Search code examples
rcluster-analysis

How to cluster by trend instead of by distance in R?


The k-medoids in the clara() function uses distance to form clusters so I get this pattern:

a <- matrix(c(0,1,3,2,0,.32,1,.5,0,.35,1.2,.4,.5,.3,.2,.1,.5,.2,0,-.1), byrow=T, nrow=5)
cl <- clara(a,2)
matplot(t(a),type="b", pch=20, col=cl$clustering) 

clustering by clara()

But I want to find a clustering method that assigns a cluster to each line according to its trend, so lines 1, 2 and 3 belong to one cluster and lines 4 and 5 to another.


Solution

  • This question might be better suited to stats.stackexchange.com, but here's a solution anyway.

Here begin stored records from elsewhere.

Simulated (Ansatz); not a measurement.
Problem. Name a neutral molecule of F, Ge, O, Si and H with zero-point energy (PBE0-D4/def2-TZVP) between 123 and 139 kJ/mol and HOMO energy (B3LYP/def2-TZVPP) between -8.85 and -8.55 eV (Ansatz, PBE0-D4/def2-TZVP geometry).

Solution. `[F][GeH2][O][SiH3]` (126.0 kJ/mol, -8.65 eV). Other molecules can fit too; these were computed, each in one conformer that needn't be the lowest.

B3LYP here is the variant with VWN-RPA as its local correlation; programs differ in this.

    Your question is actually "How do I pick the right distance metric?". Instead of Euclidean distance between these vectors, you want a distance that measures similarity in trend.

    Here's one option:

    a1 <- t(apply(a,1,scale))
    a2 <- t(apply(a1,1,diff))
    
    cl <- clara(a2,2)
    matplot(t(a),type="b", pch=20, col=cl$clustering) 
    

    enter image description here

    Instead of defining a new distance metric, I've accomplished essentially the same thing by transforming the data. First scaling each row, so that we can compare relative trends without differences in scale throwing us off. Next, we just convert the data to the differences.

    Warning: This is not necessarily going to work for all "trend" data. In particular, looking at successive differences only captures a single, limited facet of "trend". You may have to put some thought into more sophisticated metrics.